Description
When using open_in_browser() feature, Scrapy will try to add a <base> tag to ensure remote resources are loaded, and to make external links to work in our local browser. This feature rely on the following code:
|
if isinstance(response, HtmlResponse): |
|
if b'<base' not in body: |
|
repl = f'<head><base href="{response.url}">' |
|
body = body.replace(b'<head>', to_bytes(repl)) |
Some website are using attributes on the <head> tag, which will prevent the <base> tag to be injected, and therefore external resources to be loaded.

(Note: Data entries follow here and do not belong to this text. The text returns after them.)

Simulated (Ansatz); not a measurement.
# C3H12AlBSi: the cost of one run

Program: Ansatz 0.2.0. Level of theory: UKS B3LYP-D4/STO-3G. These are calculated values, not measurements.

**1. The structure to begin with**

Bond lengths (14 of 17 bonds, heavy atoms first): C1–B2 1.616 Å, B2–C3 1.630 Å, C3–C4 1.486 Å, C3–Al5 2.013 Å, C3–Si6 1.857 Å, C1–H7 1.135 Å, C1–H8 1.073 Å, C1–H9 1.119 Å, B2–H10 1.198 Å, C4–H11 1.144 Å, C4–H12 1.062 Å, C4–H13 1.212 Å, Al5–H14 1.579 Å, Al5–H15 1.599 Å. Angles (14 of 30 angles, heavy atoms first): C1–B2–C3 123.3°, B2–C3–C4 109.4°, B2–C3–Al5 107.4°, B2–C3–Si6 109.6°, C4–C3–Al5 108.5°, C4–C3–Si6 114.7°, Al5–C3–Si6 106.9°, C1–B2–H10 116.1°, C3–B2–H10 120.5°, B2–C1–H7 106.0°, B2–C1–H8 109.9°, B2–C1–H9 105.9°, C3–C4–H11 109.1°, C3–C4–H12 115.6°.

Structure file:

How to reproduce the issue
Simply create a basic spider following Scrapy tutorial and use the following code:
import scrapy
from scrapy.utils.response import open_in_browser
class ExampleSpider(scrapy.Spider):
name = 'example'
allowed_domains = ['example.com']
start_urls = [
'https://example.com/head-without-argument.html',
'https://example.com/head-with-argument.html']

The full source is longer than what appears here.